Washington Post: “Children, Parents Drive Each Other to Early Graves”
As usual, I’m late to the party, but I found this news item interesting. A study published last month in the Proceedings of the National Academy of Sciences found that parents pay a price for having children. No, wait, it’s not what you think. We all know that children are expensive – you have to house, feed and clothe them for at least 18 years, and that’s not chump change – but what I’m talking about is the ultimate price. Parenting evidently takes years off your life.
Or so the headline would have us believe. If you continue reading the article, you’ll find that the researchers examined the reproductive history and survival rate of 21,684 couples married between 1860 and 1895.
When Penn and Smith examined their data, a clear and unmistakable trend stood out. The bigger the family, the smaller the chance that the parents would live into old age. Both mothers and fathers paid a price for having lots of children,with mothers always paying more, regardless of family size.
I think it goes without saying that mortality rates have declined since the 19th century. It seems foolhardy to extrapolate this data to the 21st century. However, it makes sense to me that the physical stress of having a child, along with the psychological stress of raising said child to adulthood*, would cause one to age more quickly – and thus die at an earlier age.
Remember this when your kid draws on the wall in permanent marker, or crashes the car into a lightpost. They are a joy, but they’re taking years off your life. My obstetrician conveniently forgot to mention that delightful little nugget when talking about the risks of childbirth.
Perhaps Viva will remain an only child after all. Her imaginary little brother is not stressing me out in the least.

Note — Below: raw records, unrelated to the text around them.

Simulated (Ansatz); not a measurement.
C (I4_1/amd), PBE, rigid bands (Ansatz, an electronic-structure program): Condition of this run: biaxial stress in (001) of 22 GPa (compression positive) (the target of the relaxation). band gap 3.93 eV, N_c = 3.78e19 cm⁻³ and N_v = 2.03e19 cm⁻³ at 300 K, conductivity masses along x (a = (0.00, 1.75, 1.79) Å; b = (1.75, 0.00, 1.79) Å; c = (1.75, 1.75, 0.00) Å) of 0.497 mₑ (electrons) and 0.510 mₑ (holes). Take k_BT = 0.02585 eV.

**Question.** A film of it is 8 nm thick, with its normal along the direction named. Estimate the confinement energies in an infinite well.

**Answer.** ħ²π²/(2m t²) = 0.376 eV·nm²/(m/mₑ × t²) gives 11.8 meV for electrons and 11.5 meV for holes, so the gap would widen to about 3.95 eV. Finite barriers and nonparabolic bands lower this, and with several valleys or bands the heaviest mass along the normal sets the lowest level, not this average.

* And even in a best case scenario – a healthy child being raised with familial and financial stability – there will still be stress. You still have to figure out how you are going to raise that child – what to feed him, where she should go to school, what to say when he comes home with a tongue piercing. It’s stressful being responsible for another person. Hoo boy, let me tell you. Do you have a second? Hey, wait, wait -- where ya going?